I know one other person who schedules her life full. She’s my best friend in Minnesota (no offense meant to my other best friends in Minnesota…). There have to be more of us. I know there are more of us. I just don’t know where they are. Probably too busy to be reading this hot mess.
The last three weeks I have been sitting amongst moving boxes. First the boxes of the house I was moving from, then the boxes here at the house I have moved into. That’s not totally true–I was living out of suitcases of clothes and sundries plus plastic bins of hair ties and makeup, and all the other stuff that a person might need, for an indefinite period of time staying in a girlfriend’s extra bedroom. Who would have predicted I’d be homeless for a month between homes? Not I.
The last few weeks I have had deadlines for the anthology I am editing and publishing, trying to get certified to coach tennis, closed on a house and moved all my worldly goods into my new home. I’ve been juggling compiling the stories for the anthology (Windows of Light by Nikkei Write Now!), with putting stuff I’ve moved from Minnesota and the house where the rabbits gather (translation of Pueblo Puye), into what I THOUGHT was a bigger house only to find I have more than enough stuff to fill a house and a half.
What happened to all that work Mai Zimmy did, torturing me through not one, but two or three Swedish Death Cleaning videos? I dumped SO MUCH STUFF! Goodwill and the church charity were ready to cut me off. And now I am finding I don’t have the space for a couple of my favorite pieces of furniture.
Something had to give, and it was my writing. Probably the most important thing for a writer, but, I let life get in the way. I had deadlines (not writing deadlines) get in the way.
Am I overbooked? Usually I can keep the balls I am juggling up in the air, but the last couple of days, not so much. I talk to my bestie in Minnesota, and we commiserate on the state of our lives. Few people get as much done as we do, and some would say it comes at a cost.
What is the cost I am paying? I don’t sleep well. I never have–literally, I cannot recall a time I had a stretch of full, eight-hour periods of sleep.
Jobs I have don’t get my full attention. That may be true. I have always been a multi-tasker.
I have sacrificed having a significant other. That is also true, but I’d like to change that if I could. I dropped a dating app because I was gone so much. It could be time to pick that one back up.
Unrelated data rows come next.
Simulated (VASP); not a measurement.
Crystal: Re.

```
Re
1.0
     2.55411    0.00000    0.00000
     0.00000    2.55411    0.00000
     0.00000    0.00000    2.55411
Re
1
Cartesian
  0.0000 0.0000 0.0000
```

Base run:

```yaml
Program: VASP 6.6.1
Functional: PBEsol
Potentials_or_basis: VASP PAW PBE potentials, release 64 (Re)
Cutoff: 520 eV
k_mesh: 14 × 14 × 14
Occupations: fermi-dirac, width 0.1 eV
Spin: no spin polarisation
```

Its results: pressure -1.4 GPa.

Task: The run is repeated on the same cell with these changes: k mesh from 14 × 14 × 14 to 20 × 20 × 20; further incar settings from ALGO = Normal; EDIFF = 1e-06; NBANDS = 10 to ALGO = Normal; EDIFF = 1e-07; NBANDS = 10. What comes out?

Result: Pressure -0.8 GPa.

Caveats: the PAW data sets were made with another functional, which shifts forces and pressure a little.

My life is full. I live in chaos. Every day is an adventure. I never know for sure where I will find my extra set of car keys or my bike lock, but I know they are packed in one of the forty boxes I have yet to touch. Too much to do, too little time.
And I love my life.
I know for a fact that if I live long enough, there will be a time when my life won’t be so full. It won’t matter where the car keys or the bike lock are, because I won’t be needing either. And if we are going down that path, I won’t need three sets of ski boots, multiple skis, multiple tennis racquets and the clothes that go with each sport. I am holding fast to the chaos in my life for as long as possible.
I know for a fact that there will be a time I won’t need much more than the TV remote control.
Wherever that might be.
I think I will invent a remote control tether. It will work like those mitten clips that kids have so they don’t lose their mittens.
I’d make millions. Like I don’t have enough to do.